Government-run mortgage giants Fannie Mae and Freddie Mac revealed on Thursday they hauled in hefty combined third-quarter profits of $39.2 billion thanks to the improving housing market and accounting measures.
The announcement means the mortgage heavyweights, which were taken over by the government as the housing market cratered in 2008, can continue to return cash to taxpayers. Fannie Mae is the largest provider of U.S. residential mortgage funding.
The absence of enormous cash injections and emergence of hefty cash dividends from both Fannie and Freddie has helped fuel the shrinking U.S. deficit in recent quarters. In fact, Freddie Mac's big profits bring its total dividends to the government up to the level of cumulative cash draws.
Freddie Mac posted net income of $30.5 billion during the third quarter, including the $23.9 billion impact of releasing the valuation allowance on deferred tax assets. The year before, the company earned $5 billion.
On a pre-tax income basis, Freddie said it earned $6.5 billion, up from $4.9 billion the year prior.
Freddie Mac cited higher non-interest income thanks to gains on its mortgage-related investment portfolio, gains on multifamily mortgage loans and settlement proceeds.
The company also said the "strong" rise in home prices has boosted results, but warned it expects home-price growth to "moderate in future periods," making its recent level of earnings unsustainable.
Still, Freddie Mac said it will pay the U.S. Treasury Department $30.4 billion in December 2013, raising its total dividend payouts to $71.35 billion, compared with cumulative cash draws of $71.34 billion.
Marking its seventh consecutive quarterly profit, Fannie Mae said it earned $8.7 billion in the third quarter, up from just $1.8 billion the year before.

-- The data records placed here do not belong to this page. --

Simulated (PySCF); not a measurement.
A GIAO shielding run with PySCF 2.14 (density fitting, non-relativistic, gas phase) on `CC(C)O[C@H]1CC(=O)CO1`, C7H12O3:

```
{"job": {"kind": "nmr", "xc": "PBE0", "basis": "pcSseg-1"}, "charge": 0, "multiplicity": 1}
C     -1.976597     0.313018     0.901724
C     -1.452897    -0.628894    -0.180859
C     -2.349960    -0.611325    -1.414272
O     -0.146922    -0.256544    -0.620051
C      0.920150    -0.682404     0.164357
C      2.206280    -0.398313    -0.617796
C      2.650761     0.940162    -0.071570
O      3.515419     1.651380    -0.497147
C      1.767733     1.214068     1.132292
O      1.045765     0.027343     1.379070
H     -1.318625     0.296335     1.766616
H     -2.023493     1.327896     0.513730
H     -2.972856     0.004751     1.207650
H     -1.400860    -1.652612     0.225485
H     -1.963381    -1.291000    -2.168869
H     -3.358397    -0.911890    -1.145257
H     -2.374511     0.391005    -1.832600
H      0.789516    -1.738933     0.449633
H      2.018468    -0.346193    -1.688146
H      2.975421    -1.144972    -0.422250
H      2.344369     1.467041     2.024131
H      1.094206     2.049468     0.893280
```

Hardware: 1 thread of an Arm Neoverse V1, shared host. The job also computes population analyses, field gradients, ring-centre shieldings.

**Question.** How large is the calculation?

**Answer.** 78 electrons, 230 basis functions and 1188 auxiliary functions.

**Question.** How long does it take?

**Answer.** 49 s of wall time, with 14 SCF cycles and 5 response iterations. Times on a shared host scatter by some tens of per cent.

Management cited higher credit-related income thanks to rising home prices, which cut its loss reserves, as well as a decline in the number of delinquent loans and compensatory fees from Bank of America (BAC).
Fannie said it will pay taxpayers $8.6 billion in dividends in December, raising its total dividend payout to the U.S. Treasury Department to $114 billion. The company, which hasn't needed an influx of cash since the first quarter of 2012, noted the U.S. still holds $117.1 billion of senior preferred stock.